Manna from Heaven: The Spiritual Upside to Complaining

Manna from heaven
Today’s reflection is by Bondings 2.0 contributor Michaelangelo Allocca.
Today’s liturgical readings for the 18th Sunday of Ordinary Time are available here.
If you’ve read any of my scripture reflections on this blog, you will likely not be shocked that I have taught a course called “Humor and Spirituality” multiple times; nobody who actually knows me personally is surprised at all. It should also not be surprising that today’s first reading generally comes up in my course.
We hear about God providing manna in the wilderness. The humor is not in the miraculous feeding (although the nightly mass quail hunt does provide some comic visuals), but in what provokes it. The story opens with ‘the whole community grumbling against Moses and Aaron,’ understandable for a forty-year-long schlep across unknown territory – just picture any long car trip with kids.
The comic element is in both the style and the content of the complaining. The basic complaint – “we’re hungry” – is understandable, but pay careful attention to how it is delivered:
“Would that we had died at the LORD’s hand in the land of Egypt, as we sat by our fleshpots and ate our fill of bread! But you had to lead us into this desert to make the whole community die of famine!”
Note how the classic tantrum-language “I wish I were dead” opening heightens the unreasonableness of the complaint. Then observe the contrast they are making: “YOU had to drag us out here to starve, instead of leaving us contentedly stuffing our faces in Egypt!!!”
It is a bit hard to imagine any of these grumblers saying this with a straight face. The entire exodus begins because God hears and responds to the cries of the Israelites, begging to be freed from the sore oppression they have been suffering for many years in slavery. The woeful suffering described, the sighing and moaning for divine rescue, bears no resemblance to the cushy ease and all-you-can-eat ribeye steak dinners they seem to be nostalgic for in their current grumbling.

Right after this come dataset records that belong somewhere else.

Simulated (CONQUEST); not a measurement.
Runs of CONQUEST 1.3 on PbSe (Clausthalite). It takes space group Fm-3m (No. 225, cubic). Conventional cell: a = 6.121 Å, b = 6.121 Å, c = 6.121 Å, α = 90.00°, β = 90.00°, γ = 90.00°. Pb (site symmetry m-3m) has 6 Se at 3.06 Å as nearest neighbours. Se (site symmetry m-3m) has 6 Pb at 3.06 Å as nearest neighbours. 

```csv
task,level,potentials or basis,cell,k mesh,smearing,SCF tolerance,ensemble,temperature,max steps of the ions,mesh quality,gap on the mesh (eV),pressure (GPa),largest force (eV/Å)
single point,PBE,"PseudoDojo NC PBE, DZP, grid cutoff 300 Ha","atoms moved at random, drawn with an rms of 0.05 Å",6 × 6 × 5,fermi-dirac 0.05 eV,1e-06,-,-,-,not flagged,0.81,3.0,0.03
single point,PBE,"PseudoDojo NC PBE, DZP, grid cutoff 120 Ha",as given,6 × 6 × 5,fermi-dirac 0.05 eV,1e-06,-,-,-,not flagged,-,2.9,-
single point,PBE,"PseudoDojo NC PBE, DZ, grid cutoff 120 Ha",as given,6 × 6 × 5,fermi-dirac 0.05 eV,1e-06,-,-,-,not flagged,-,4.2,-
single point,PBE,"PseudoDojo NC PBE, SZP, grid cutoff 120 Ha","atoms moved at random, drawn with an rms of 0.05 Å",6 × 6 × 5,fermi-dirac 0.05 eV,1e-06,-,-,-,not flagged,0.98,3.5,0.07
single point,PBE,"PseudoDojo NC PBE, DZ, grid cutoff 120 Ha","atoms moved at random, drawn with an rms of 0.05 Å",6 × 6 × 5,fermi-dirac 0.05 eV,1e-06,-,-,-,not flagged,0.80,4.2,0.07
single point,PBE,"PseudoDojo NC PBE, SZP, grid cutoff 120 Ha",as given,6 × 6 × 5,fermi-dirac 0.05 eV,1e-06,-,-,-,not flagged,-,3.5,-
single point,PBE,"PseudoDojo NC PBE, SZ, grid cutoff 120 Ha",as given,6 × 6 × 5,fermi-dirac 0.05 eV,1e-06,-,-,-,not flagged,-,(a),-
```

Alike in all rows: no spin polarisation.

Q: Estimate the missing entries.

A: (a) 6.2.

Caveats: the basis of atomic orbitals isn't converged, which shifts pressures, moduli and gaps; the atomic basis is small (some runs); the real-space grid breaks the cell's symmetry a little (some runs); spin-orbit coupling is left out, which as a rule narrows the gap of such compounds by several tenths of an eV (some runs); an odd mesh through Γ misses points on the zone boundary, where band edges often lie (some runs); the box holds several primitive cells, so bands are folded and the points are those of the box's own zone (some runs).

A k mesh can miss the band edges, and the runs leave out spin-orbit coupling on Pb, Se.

Needless to say, God again hears their cries and responds with relief – perhaps sounding a bit grumpy Himself: “I will now rain down bread from heaven” has overtones of “They want food? I’ll give them food, all right …”
The gospels obviously show God’s response continuing in the person of Jesus – most obviously, in last weekend’s gospel story about Jesus miraculously feeding thousands.
But as we see in today’s paired readings, the same incredibly short memory syndrome of God’s people continues. The gospel story begins with the crowd chasing Jesus across the Sea of Galilee after he disappeared following the previous episode (John 6:1-15, last Sunday’s Gospel) when he multiplied the loaves and fishes. This action clearly demonstrates their faith in Jesus and their desire to follow him – and yet, a few verses into the conversation, when Jesus asks them to believe in him, they reply “What sign can you do, that we may see and believe in you?” (Cue Jesus: Face-palm!)
These are the very people, all 5,000 + of them, that were just fed, by Jesus, with the equivalent of an eight-piece bucket from the Colonel. And, this is why they followed him to the other side of the sea. The irony gets even better, because the moment they ask for a sign, they draw the obvious comparison for what sign they want: “Our ancestors ate manna in the desert, as it is written: He gave them bread from heaven to eat.” Surely one person in this crowd, recalling their ancestors being fed miraculously in the wilderness, would have noticed: a) the same thing had just happened to them; and b) they were reliving their ancestors’ absurdly selective memory, as well.
As easy as it is to chuckle at the foibles of God’s people in scripture – while, I hope, recognizing them as our own foibles – I actually find the chuckling spiritually helpful: I am pretty sure that scriptural humor is there to remind us that it is a necessary, healthy, and God-given trait.
As a gay Catholic, I find the spirituality of a healthy sense of humor perhaps even more essential than my hetero siblings might, and I also learn something ironic from these texts: complaining, within reason, can be a spiritually positive thing. When we look past the amusing cluelessness of the people in today’s stories, we also see that God rescued the Israelites because he heard them crying out. Their dissatisfaction with their present life in Egypt caused them to ask God for a better future, and the answer was “Yes.” Abundantly. Similarly, the people who follow Jesus want something more than their current status quo, and they may not get an answer that makes immediate sense, but they get His attention and compassion.
We in the Catholic LGBTQ+ community also need to find some better response than resignation or despair to being seen as less than complete, or unworthy, members by many in our Church. The children of Israel cried out for relief, and they were heard. The followers of Jesus kept following, no matter how confused they sometimes were, and were always met with the compassion of the One they sought.
These stories and others like them help me to find both the humor and the patience necessary to believe, as my forebears did, that my grumbling will also be heard and answered. “Ask, and you shall receive” we are told. The tone of voice for the asking, however, wasn’t specified.